The project to build Bulgaria’s second nuclear power plant at Belene has cleared another important hurdle.
On December 7, the European Commission (EC) gave a clear indication it will pronounce positively on the parameters of the investment project. Several interim permissions are still pending, however. Among these is approval of the environmental impact assessment of the plant and the appraisal of risk inherent to the plant’s overall safety.
The National Electric Company (NEC – the national power grid operator and Belene project manager) is due to receive the EC notification this week, Deputy Economy and Energy Minister Galina Tosheva told reporters on December 7.
The document is set to contain a positive opinion on Articles 41 and 44 of the Euratom Treaty, namely that the project provided sufficient protection against external risks such as earthquakes and air crashes.
The EC approval opens the way to rubberstamp the binding agreement on the plant’s construction. Now the NEC has all the prerequisites at hand to sign a binding agreement with Atomstroyexport, the company tipped as main contractor for the project. The signing, expected in early January 2008, is due to allow Atomstroyexport to begin de-facto work on the technical parameters of the deal.
As for the NEC, it can now launch procedures on the selection of a strategic investor for the project as well as a bank to oversee the project’s 3.997 billion euro budget.
The NEC plans to sell a 49 per cent stake in project. Investors to have expressed interest in buy-in are Electrabel of Belgium, CEZ of the Czech Republic, E.ON and RWE of Germany and Enel of Italy.

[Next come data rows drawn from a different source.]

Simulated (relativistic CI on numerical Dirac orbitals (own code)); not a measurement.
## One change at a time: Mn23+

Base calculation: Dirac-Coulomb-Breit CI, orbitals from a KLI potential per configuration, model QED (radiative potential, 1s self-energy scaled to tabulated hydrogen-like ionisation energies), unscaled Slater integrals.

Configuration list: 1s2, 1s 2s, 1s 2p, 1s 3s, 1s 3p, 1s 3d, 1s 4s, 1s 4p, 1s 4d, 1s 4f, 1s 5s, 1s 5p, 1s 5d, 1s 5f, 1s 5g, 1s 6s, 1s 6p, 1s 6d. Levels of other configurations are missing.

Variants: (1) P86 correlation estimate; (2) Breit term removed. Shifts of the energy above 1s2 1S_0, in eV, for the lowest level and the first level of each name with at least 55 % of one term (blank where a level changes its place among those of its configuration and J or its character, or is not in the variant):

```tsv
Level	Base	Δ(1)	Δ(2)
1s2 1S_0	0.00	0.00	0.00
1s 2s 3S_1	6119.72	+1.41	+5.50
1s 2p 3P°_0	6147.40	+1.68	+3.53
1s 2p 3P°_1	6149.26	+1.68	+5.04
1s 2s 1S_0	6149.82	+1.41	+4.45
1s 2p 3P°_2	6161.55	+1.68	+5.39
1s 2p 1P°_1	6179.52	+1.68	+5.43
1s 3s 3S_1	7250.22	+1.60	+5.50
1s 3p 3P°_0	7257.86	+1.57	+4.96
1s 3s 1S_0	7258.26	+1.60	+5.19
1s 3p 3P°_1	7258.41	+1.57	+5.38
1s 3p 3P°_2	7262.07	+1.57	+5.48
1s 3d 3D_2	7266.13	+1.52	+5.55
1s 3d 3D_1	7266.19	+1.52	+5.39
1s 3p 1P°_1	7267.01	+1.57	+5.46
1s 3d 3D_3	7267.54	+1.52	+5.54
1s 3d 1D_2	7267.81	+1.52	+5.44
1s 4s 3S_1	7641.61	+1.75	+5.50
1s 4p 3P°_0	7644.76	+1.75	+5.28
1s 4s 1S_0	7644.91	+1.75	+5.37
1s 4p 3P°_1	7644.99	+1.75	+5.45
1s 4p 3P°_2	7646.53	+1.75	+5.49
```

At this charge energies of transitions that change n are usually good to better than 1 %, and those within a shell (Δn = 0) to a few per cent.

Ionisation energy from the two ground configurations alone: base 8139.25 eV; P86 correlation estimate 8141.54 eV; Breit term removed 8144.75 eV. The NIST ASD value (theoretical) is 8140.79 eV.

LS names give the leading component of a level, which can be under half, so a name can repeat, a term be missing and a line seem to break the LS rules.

With the EC decision, the NEC also has all the prerequisites at hand to apply for loans with the European Energy Community (Euratom) and the European Investment Bank (EIB). The country’s power grid operator hopes to borrow 300 million euro from both Euratom and the EIB.
Euratom will review NEC’s request on the basis of economic, environmental and financial parameters, the EC media office said in a statement on December 7. The EIB is set to use the same loan review pattern.
Even though the Government has issued guarantees on the said loans, there is no concrete timeframe for the loans’ issue.
The decision of the executive arm of the European Union comes despite the vociferous claims of eco-activists in late November that the project would be detrimental to the Bulgarian environment and would mean grave serious seismic and political risks. The November 25 action took place in Brussels and had Coalition BeleNE, representatives of global environmental watchdog Greenpeace and its German peer Urgewald as core organisers.
The green light no less comes amid prior concerns within the international community and the EC that Atomstroyexport is set to commission reactors that will the first of their kind to be used in the EU. For this reason, the EC demanded an extended timeframe for the detailed appraisal of the plant’s safety parameters.
The EC has also inserted remarks of caution regarding the project. Bulgaria is yet to inform the EC about plans to handle radioactive waste and hand in an environmental impact assessment for the plant. Once Bulgaria hands this information in, Euratom’s inspectorate and the EC’s Transport and Energy Chief Directorate will have a six-month deadline to pronounce on the project’s environmental implications.
The EC no less warns that the NEC should take due care that it diversify nuclear fuel supplies. For the time being, Atomstroyexport has proposed only Russia’s nuclear fuel producer TVEL as supplier. To compare, the runner-up in the tender to build Belene nuke plant, Czech Skoda Alliance, had offered deliveries both from TVEL and the US Westinghouse.